From Flower Mound Marcus to Lewisville High

“The world will not be destroyed by those who do evil but by those who watch them without doing anything.” –Albert Einstein This morning, Dale Hanson rung my bell and reminded me of the best days of my life when I transferred from Flower Mound Marcus High School to our cross-town rival Lewisville High School.  Watch his commentary here on the kids from Flower Mound High School who held up racist signs at their game against Plano: http://bit.ly/1B94Ajc.

Having already lived in a small town outside of Jackson, Mississippi, I would not have qualified Marcus or my friends, teachers and community parents there as racist. They were kind people. We loved each other.

But when I transferred to Lewisville, there was backlash from “friends” and their parents who could not understand my decision to go from a basically all-white school to one of significant racial and socio-economic diversity. They didn’t say those words of course. We didn’t have those words.

Over the next two years, entrenched in the lives of my peers, basketball teammates and coaches - black, white, Hispanic, gay, straight, Christian, non-Christian, determined, confused, poor, middle-class, alcoholic and abusive parents, and also dedicated parents, absent parents, loving parents, committed parents, honest, authentic, got-nothing-to-lose families – my life was forever changed for the better.

I’ve tried to write this story so many times and I’m yet to do justice to the life transformation I experienced at LHS. But I fell in love with life in a new way. The beauty in diversity, the authenticity of those who had never been told to hide the family dirt, the joy of victory when you are the underdog, the girls who lived with us in different seasons of home-life challenges, the eye-opening reality of how over-resourced I was in every way brought a new level of appreciation, the gratitude that grew for my parents who opened their homes and their hearts to every person I brought through the door. Just when I would think my heart could not hold more love, God would make room for another person, another story, another delightful creation of His to come into my life.

Now that I’m an adult, I have heard the parents who say they don’t want their (white) kids to go to school with “those” kids. They avoid diverse neighborhoods. If you asked them if they were racist, they would say no. They might even have an African American “friend” or coworker they “really like” or tell you how they just love their gay hair stylist; he’s just so fun. (wink) We see it in Plano as families contest legislation to keep businesses from discriminating against the LGBT community. These biases are pervasive.

So the question is will we stand by and watch? Will we silently turn the other way when we recognize racism, bigotry, or even just subtle implicit bias in ourselves and our children and our loved ones? Or will we do the hard work of valuing each person as a child of God? Will we have the hard conversations with our children about why we celebrate Martin Luther King or what happened in Ferguson? Will we invite our gay and lesbian friends into our homes and receive the benefit of their love for ourselves and our children.

Or will we remain in our homogenous neighborhoods, go to our homogenous churches, “protect” our kids from real-life challenges, and perpetuate the biases, which while they may not feel like our destroying our lives, are most certainly destroying the lives of others.

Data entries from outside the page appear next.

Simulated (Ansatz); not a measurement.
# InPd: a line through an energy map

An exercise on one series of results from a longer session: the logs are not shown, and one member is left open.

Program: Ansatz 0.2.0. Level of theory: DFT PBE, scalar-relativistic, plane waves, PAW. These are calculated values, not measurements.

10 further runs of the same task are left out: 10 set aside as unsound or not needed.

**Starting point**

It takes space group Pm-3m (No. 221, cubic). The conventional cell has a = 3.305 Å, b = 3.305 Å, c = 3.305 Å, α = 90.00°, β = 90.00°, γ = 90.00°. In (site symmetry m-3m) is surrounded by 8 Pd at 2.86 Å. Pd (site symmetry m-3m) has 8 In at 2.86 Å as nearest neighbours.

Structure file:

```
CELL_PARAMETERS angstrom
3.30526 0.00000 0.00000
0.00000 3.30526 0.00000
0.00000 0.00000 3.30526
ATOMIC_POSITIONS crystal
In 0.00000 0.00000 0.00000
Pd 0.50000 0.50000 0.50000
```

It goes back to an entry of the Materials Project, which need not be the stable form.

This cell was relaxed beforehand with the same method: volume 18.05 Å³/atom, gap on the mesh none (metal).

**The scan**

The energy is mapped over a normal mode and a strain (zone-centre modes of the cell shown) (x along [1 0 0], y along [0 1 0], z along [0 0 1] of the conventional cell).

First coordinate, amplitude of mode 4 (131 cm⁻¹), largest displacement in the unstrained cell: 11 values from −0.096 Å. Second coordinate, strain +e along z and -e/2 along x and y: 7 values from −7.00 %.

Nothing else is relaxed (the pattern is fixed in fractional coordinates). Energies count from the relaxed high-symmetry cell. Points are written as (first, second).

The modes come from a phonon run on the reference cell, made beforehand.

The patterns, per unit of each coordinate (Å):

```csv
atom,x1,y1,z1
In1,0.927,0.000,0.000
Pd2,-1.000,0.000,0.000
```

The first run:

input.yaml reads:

God has given me the great joy and also ache of working for non-profits who are doing the hard work of bringing light to the issues of racial and gender equity, implicit bias, they systemic nature of poverty and homelessness and prostitution and the great chasm that separate those with much from those with nothing. The research we do tells the truth. It’s a long and sordid history of oppression and segregation and protecting the way things are.

Here is what I know: I will not solve any of these problems. But I will recognize that I am either contributing to the problem or the solution. There is no middle ground. You are either adding to the idea that each life is of value, brought to life by a Creator whose love is for you and for them, and that your gifts, your life has a purpose beyond fulfilling your own desire and those of people just like you. Or you are not – whether it be with your silence OR with your aggression.

This is for my LHS family – thank you for loving me, accepting the strange, little, rich white bird that flew into your nest and showing me how to walk honestly and authentically before God and man. I am forever changed by your love. You are my people. Where you go, I go.